This repository contains additional material associated with my master thesis.
datasetGenerator.py
is the script used to generate the dataset used for the evaluation.
It takes a sample CSV file as input and generates a dataset as well as SQL statements for setting up authorization so that the same experiments I ran for my thesis can be run on this dataset.
The script was tested with 2.7.10
and 3.6.5
.
usage: datasetGenerator.py [-h]
samplePath recordsPerAufnr aufnrPerCc
hierarchyDepth selectivitySteps [outputDirectory]
Generate a dataset and corresponding authorizations from a sample dataset.
positional arguments:
samplePath Path to the sample CSV file
recordsPerAufnr Number of records per internal order.
aufnrPerCc Number of internal orders per cost center.
hierarchyDepth Depth of the generated cost center hierarchies.

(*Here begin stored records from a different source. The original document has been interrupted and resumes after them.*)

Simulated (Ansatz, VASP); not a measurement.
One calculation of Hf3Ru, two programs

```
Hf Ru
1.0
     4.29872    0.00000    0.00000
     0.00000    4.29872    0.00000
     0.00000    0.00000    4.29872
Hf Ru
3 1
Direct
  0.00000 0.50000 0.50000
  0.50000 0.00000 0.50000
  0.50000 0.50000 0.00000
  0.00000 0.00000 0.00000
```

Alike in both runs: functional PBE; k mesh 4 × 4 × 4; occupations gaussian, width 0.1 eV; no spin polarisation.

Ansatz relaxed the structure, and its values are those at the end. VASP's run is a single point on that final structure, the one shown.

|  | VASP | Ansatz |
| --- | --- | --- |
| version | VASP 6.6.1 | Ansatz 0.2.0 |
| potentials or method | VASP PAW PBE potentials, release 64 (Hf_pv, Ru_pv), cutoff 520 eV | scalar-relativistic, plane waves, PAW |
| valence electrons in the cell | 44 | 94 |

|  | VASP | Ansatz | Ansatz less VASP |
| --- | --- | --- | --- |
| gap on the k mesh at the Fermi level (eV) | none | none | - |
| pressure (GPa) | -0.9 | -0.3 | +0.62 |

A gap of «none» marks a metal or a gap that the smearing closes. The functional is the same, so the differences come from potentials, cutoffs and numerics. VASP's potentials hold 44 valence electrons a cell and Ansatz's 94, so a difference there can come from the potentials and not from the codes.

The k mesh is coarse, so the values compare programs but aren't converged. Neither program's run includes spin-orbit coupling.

selectivitySteps Number of selectivity steps (the data will be generated
such that there is an equal amount of records per
selectivity step).
outputDirectory Directory where the output files are stored to. Defaults
to "output/".
optional arguments:
-h, --help show this help message and exit
The diagrams
directory contains all the diagrams generated from the measurements that can be found in the evaluation chapter and the appendix of the thesis.
Additionally, it includes the raw CSV files parsed from the various traces of the evaluation application, the application layer and the database.